To drum up support for FlyPaper, HA-LO launched a direct mail campaign last week targeting Fortune 500 companies across the country. The campaign, which will continue for the next two weeks, consists of 300 kits with sample airline tickets, a cover letter and a 24-page booklet describing the product. The company also used telemarketing to reach some companies. HA-LO, a brand marketing company, expects to be able to place advertisements on 15 million boarding passes, luggage tags, travel itineraries and ticket receipts each month.


"It will give advertisers a dynamic and exclusive medium to reach a specific demographic," said Peter Blythe, vice president of marketing at HA-LO.


Though no companies have officially signed on for the program, Blythe said initial response has been positive.


"We have set up meetings with a number of companies that are showing a lot of interest," he said. "Since the airline tickets are going to primarily provide national exposure, we feel that the larger national companies would be perfect for this."
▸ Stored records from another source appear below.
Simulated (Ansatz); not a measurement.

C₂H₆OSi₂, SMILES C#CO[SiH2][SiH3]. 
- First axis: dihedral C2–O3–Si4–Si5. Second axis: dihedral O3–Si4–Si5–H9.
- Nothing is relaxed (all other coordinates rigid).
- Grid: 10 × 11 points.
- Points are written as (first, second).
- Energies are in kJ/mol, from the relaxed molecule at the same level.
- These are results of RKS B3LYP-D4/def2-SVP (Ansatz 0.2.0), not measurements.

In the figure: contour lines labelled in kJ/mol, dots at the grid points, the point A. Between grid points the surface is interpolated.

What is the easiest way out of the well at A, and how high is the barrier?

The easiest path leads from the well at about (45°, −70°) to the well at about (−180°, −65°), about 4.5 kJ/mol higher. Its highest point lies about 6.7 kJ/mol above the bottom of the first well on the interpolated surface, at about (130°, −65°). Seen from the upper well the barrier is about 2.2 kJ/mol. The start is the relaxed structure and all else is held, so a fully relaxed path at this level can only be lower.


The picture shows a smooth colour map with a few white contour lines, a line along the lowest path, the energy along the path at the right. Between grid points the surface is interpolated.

As for the airlines it will be working with, HA-LO has an agreement with airline ticket printer DocuSystems, Morton Grove, IL, that represents "a number of major domestic and international airlines," such as Delta, TWA and Northwest Airlines. The program will initially be domestic.


Blythe said he expects advertisers will like the product because they can deliver a highly targeted ad to a specific audience in an uncluttered environment. "If the ad is on the back of that ticket and they can't get on the plane without it, then they will be forced to see it," he said.


Companies can either provide the artwork for their ads or can seek design assistance from HA-LO. The amount of space on the back of the documents will allow HA-LO to place ads from more than one advertiser. Blythe said advertisers can provide consumers with an array of response mechanisms, much like campaign pieces sent through the mail.


"They can put an immediate call-to-action on it, direct them to a Web site, mail it in, or ask them to hold on to it making it a redeemable certificate," he said.


In research it conducted before releasing FlyPaper, HA-LO found that 84 percent of the people who leave airports hang onto their tickets or boarding passes; 65 percent also have two or three other documents they keep that are related to the trip; and most people leaving the ticket counter look at their boarding information to check the gate number.


Blythe would not give numbers on how much it costs to participate in the program, but said it's based on a cost-per-thousand and cost-per-redemption model. The cost would be comparable "with similar vehicles that have nearly the same reach and exposure."


In the past year, HA-LO has reported lower-than-expected estimates, and its stock has dropped form $25 a share to less than $5. In its third-quarter results, released late last month, the company said it saw a decrease in sales of 2 percent, from $150 million to $147 million. It also saw a net loss from recurring operations of $2.6 million compared to a net income of $8.4 million in the same period a year ago. Meanwhile, the company reported that its sales increased 12 percent to $464 million over $413 million last year.